View Full Version : bracing questions

Mar-14-2004, 4:50pm
I am trying to understand how tone bars work and have a few questions, mainly about symmetry. First, just a few statements to find out if my thinking is straight:

1.) Braces act more as stiffeners than braces. The top should hold up to string tension even without the tone bars.

2.) Several different approaches are successful.

3.) These "plate stiffeners" ought to be made of stiff material that is also light. (For example, a cedar or redwood top that isn't terribly stiff should have spruce tone bars or even something with carbon fiber.)

I understand that most makers are copyists with regard to the parallel type tone bars of Gibson Loar instruments, but if you look at these as plate stiffeners, then shouldn't the tone bar on the treble side then be larger and stiffer than the bass side? Shouldn't the bass side be left to vibrate more "freely"? This may show my ignorance of how tops vibrate, but is there really a difference between one side of the top and the other when considering how the whole plate vibrates? Vibrations travel through all of the bridge and I don't think there is a great division just because the treble strings are on one side of the bridge and the bass strings the other. If all this is so, then is it perhaps safe to conclude that those parallel tone bars are of different dimensions because it helps to have a top that is *assymterically* stiffened?

I am just a novice on acoustics, but I can't help but wonder about these kinds of things. Right now, I am getting ready to put tone bars in a top that I have carved and I will probably X brace it. This system seems like a really good stiffening system and I have had good luck with it so far. I also had good luck copying David Cohen's very different system on one mandolin. But this symmetry issue makes me wonder whether I should make the X bracing assymetrical. Do other builders do this? Do any of you try to adjust the tone of your mandolins by somehow modifying the tone bars in situ? Who out there really experiments with bracing?

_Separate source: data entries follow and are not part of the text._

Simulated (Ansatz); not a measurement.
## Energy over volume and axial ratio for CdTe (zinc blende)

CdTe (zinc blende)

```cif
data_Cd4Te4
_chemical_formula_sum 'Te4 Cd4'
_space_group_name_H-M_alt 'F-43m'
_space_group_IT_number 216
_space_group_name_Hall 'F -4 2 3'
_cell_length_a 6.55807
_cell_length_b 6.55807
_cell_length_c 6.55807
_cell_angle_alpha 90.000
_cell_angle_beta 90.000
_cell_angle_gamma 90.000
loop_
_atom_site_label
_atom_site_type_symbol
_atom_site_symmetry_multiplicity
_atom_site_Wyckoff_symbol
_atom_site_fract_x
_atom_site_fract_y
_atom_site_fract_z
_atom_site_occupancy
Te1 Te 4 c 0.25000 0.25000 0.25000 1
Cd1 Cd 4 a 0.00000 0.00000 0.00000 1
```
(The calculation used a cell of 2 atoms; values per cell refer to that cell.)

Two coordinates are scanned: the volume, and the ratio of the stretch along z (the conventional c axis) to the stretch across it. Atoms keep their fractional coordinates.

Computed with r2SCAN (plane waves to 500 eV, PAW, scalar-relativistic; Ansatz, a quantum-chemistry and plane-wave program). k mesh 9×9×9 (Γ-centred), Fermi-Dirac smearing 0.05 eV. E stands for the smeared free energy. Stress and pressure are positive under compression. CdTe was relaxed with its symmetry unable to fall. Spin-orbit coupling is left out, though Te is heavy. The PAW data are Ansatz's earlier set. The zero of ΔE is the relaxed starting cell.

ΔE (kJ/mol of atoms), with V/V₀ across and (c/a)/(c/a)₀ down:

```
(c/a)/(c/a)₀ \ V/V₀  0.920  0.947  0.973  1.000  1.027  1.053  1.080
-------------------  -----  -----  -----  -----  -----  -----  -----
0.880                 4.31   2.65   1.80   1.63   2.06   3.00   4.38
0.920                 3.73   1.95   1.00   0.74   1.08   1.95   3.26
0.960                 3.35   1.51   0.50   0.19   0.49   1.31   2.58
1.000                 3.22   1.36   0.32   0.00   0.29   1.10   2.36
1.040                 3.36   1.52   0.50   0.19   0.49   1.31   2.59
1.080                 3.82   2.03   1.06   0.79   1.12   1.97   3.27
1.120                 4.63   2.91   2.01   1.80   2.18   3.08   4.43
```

Thanks for any advice you might add!


Mar-15-2004, 3:03pm
At the ASIA symposium last summer, Don McCrostie probably saved me a lot of time and experimenting by saying that he had moved the tone bars from side to side in various mandolins, and didn't hear much difference.

I think of tone bars acting as beams to distribute the force of the strings to more of the top.

Dave Cohen
Mar-15-2004, 8:18pm
OF course, I experiment with bracing. I just got through doing holography on eight different pre-1929 mandolins, including one 1924 F5. I have been writing the paper for a few weeks now, and just got news that the Acoustical Society of America has accepted our abstract. So I will be presenting the paper on May 27 at the ASA meeting in NYC. I looked at several Gibson oval hole mandolins, a Lyon & Healy A, a Vega model 205 "cylinderback", an H1 mandola, the '24 Loar, and two Neapolitans (Eugene Braig's 1908 Martin, and Mike Schroeder's 1921 Calace). As is known, the Vega and the Neapolitans are ladder-braced, the rest of the ovals have a single soundhole brace, and f-hole mandolins have the primarly longitudinal "tone bars". Thanks to that assortment of mandolins, I am starting to get a better handle on what bracing does, though I still have a long way to go. Technically, I am not supposed to divulge the info in the paper until it is presented, though it can be shared freely after that. If there are any mando enthusiasts in the NYC area, I want to encourage them to come to the ASA meeting.

John, the tone bars do distribute the static load as you suggested, but the dynamic properties are way more complicated than that. One thing that can be said is that at low frequencies, it doesn't matter how the braces are arranged. The forces from the strings "see" the overall stiffness of the top, and the braces are "seen" as part of the top. I remember that Boaz Elkayam once braced a classical guitar with a Star of David pattern. I have no idea what it sounded like. At higher frequencies, the bracing pattern exerts progressively more influence on both the mode shapes and the mode frequencies.

Michael Lewis
Mar-16-2004, 1:17am
Dave, I for one eagerly await your "sharing" of the information you have gathered. We all have preconceived concepts of what goes on inside these things, and I think it would be helpful to actually have a real understanding of how the structure functions to make tone and volume.

Mar-16-2004, 9:42am
I, too, eagerly await your publication Dave! For now, I will X brace this current project, but will keep it symmetrical (especially after Michael's comment above).It's tempting to make them tall and narrow and then try fine tuning some after it's strung up.